‘Pokémon’ To Hit Chinese Cinema Screens For The First Time In 20 Years

China rolls out the welcome mat for the iconic Japanese franchise as the two countries celebrate the 45th anniversary of the normalization of diplomatic ties.

Pokémon, the iconic Japanese animation franchise with a global following, looks set to hit Chinese cinema screens for the first time in 20 years as relations between China and Japan continue to thaw.

A new Chinese trailer for last year’s Pokémon the Movie: Volcanion and the Mechanical Marvel was released on Thursday as film industry insiders and local media speculate it would be hitting screens in China this year.

The news comes as China’s top foreign affairs leader, Yang Jiechi, visits Japan for three days this week to mark the 45th anniversary of the normalization of diplomatic ties between the two countries.

Japanese animation has enjoyed a recent roll of success in the Chinese market as Beijing continues to spurn South Korean films, television, and popular music from entering the world’s second largest entertainment market.

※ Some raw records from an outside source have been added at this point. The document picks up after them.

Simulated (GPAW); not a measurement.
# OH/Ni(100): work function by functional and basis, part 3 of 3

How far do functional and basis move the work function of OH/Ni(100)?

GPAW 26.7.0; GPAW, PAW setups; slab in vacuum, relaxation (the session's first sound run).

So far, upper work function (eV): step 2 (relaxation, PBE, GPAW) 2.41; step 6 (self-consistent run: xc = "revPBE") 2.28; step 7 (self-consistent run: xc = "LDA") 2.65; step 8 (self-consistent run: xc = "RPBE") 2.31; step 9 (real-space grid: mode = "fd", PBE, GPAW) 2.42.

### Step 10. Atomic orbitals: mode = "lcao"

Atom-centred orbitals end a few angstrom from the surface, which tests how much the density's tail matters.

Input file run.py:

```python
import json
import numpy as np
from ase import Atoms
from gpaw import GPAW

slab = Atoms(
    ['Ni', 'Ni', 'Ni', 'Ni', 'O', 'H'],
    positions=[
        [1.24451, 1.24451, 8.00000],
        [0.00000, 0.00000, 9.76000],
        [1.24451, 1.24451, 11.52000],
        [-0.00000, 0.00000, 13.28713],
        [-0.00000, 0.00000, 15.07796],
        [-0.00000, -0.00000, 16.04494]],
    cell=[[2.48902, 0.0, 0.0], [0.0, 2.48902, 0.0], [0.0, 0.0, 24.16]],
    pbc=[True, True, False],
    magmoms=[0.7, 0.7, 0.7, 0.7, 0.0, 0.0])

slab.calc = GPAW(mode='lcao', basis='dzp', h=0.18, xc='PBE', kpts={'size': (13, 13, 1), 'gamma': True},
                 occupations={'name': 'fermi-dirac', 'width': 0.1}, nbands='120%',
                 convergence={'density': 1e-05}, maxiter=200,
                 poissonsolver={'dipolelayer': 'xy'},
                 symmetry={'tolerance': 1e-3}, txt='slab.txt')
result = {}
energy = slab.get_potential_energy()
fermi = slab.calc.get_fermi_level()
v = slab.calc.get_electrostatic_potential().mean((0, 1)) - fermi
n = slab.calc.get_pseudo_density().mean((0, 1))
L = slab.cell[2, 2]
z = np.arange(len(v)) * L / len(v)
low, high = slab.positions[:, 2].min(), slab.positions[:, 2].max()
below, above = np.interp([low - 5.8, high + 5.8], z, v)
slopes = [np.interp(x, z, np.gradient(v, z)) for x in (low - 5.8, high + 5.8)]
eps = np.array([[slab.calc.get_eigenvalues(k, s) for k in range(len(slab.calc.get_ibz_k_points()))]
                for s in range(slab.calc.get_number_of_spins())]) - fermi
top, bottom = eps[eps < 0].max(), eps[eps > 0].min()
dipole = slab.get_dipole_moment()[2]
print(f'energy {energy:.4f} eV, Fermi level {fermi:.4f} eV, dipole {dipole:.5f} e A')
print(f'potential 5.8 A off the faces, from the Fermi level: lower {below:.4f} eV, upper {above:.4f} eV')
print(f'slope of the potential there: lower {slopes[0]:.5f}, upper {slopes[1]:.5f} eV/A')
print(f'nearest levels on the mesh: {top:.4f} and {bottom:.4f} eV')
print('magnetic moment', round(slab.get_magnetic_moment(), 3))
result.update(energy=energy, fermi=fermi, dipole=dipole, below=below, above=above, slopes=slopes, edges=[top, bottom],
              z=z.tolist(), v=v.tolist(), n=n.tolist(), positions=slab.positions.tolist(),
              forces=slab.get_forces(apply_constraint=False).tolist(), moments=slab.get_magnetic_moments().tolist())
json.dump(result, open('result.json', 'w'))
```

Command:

Created by Satoshi Tajiri in 1995, Pokémon (short for “pocket monster”) is a series of movies, comic books, TV shows, trading cards, and video games that follows a group of amateur monster trainers who hunt and train new Pokémon creatures.

The first film, Pokémon: The First Movie: Mewtwo Strikes Back, which is also known as Pokémon: The First Movie, was released in 1998, two years after the release of the Game Boy game.

Pokémon the Movie: Volcanion and the Mechanical Marvel is the 19th film in the franchise and was released in Japan in July 2016. The 20th film in the franchise, Pokémon the Movie: I Choose You! is set to hit screens in Japan this year.

Despite none of the films previously being shown in China, Pokémon still boasts a huge fanbase. After Chinese censors blocked Pokémon Go, the augmented-reality, location-based mobile game that became a global phenomenon in 2016, Chinese fans scrambled to find ways to circumvent the ruling.

The success of the game prompted Legendary Entertainment, which since January 2016 is a division of China’s Dalian Wanda Group, to strike a deal with The Pokemon Co. to launch the first Pokémon live-action film franchise based on Detective Pikachu, a new character in the Pokemon universe.

The news of Pokémon‘s imminent arrival on Chinese cinema screens comes on the heels of Doraemon the Movie 2017: Nobita’s Great Adventure in the Antarctic Kachi Kochi being cleared for a cinematic release in China too.

Late last year anime blockbuster Your Name, earned RMB 577 million ($83.6 million) to become the biggest Japanese success in China box office history.